Under the Wide and Starry Sky


Title: Under the Wide and Starry Sky
Author: Nancy Horan
Publisher: Ballantine Books
Publication Date: January 21, 2104
ISBN: 9780345516534
Number of Pages: 496
How I Got It: NetGalley

NetGalley Description:

The much-anticipated second novel by the author of Loving Frank, the beloved New York Timesbestseller, this new work tells the incredible story of the passionate, turbulent relationship between Scottish author Robert Louis Stevenson and his wild-tempered American wife, Fanny.

In her masterful new novel, Nancy Horan has recreated a love story that is as unique, passionate, and overwhelmingly powerful as the one between Frank Lloyd Wright and Mamah Cheney depicted so memorably in Loving Frank. Under the Wide and Starry Sky chronicles the unconventional love affair of Scottish literary giant Robert Louis Stevenson, author of classics including Treasure Island and The Strange Case of Dr. Jekyll and Mr. Hyde, and American divorcee Fanny Van de Grift Osbourne. They meet in rural France in 1875, when Fanny, having run away from her philandering husband back in California, takes refuge there with her children. Stevenson too is escaping from his life, running from family pressure to become a lawyer. And so begins a turbulent love affair that will last two decades and span the world.
My Review:
This book took a very long time for me to read. I waffled at the beginning. I wasn't loving it but I wasn't ready to toss it to the wayside just yet. Then somewhere in the middle I was about to give up again. But then! *dramatic pause* I fell in love with the story. As in wistful, sighing, love. Looking back on the story in its entirety, I see why I started, stopped, sputtered, and about gave up. Horan's story (and my struggle with getting in stride with the story) is exemplary of marriage itself! Fanny van de Grift and Robert Louis Stevenson's paths cross, become messily entangled, and eventually merge into a loving marriage.

The story, spanning almost 30 years, begins in France, where Fanny is studying art with her children in tow, but her philandering and drunkard husband has been left behind in America. She befriends fellow artists and falls in sync with their bohemian lifestyle. Here she meets Robert Louis Stevenson (Louis) when he makes a grand entrance...through a window! Their eventual pairing is slowed by another love interest and the unfortunate fact that Fanny is indeed still married.

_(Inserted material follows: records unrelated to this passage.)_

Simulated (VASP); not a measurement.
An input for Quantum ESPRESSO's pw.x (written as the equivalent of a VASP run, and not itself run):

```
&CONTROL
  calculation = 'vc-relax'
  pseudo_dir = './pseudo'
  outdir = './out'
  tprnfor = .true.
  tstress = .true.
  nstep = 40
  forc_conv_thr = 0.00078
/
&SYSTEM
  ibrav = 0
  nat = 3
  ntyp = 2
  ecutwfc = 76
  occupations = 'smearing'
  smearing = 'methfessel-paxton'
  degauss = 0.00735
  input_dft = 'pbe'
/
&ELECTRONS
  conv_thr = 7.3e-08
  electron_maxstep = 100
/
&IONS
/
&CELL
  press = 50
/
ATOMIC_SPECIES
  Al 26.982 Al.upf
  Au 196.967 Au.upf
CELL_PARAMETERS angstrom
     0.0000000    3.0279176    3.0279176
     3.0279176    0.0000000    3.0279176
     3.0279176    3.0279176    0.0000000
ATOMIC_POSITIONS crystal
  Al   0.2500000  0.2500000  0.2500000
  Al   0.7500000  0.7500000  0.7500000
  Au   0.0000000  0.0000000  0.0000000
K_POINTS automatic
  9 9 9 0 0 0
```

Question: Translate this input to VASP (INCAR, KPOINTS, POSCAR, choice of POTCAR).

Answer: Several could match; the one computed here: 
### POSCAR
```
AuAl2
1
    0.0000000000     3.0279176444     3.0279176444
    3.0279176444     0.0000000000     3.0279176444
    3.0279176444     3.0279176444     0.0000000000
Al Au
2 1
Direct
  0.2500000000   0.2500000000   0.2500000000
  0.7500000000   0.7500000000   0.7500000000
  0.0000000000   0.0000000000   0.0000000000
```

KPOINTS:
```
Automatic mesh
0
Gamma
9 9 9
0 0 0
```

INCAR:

The cast of characters is vast but not overwhelming. The story includes multiple friends and family members and spans so many years that characters pop in and out and re-emerge with entirely new sets of circumstances.  Louis' health drives he and Fanny to destinations around the world from the coldest parts of Europe, to London, to New York, to Sydney and the South Seas. The entire second half of the novel takes place on islands full of natives, mostly on Samoa.

The story is full of intercontinental correspondence among the couple's literary circle, Louis' writing, Fanny's critiquing, and the daily ebbs and flows of family and marriage. The couple's interaction with each other and their interaction with others is the backbone of the story and quite admirable. Coming in at almost 500 pages it is impossible to give a synopsis that comes close to including everything touched upon in this story (Henry James, mining towns, death, mental and physical illnesses, sea voyages, accused plagurism, colonialism...)

I am not personally drawn to stories of romance that are all flowers and candlelight, or bodice rippers,  or aristocratic marriages. Instead, the story of Fanny and Louis' marriage is much more realistic and satisfying. I highlighted this book profusely and would like to re-read it someday (and I never say that!)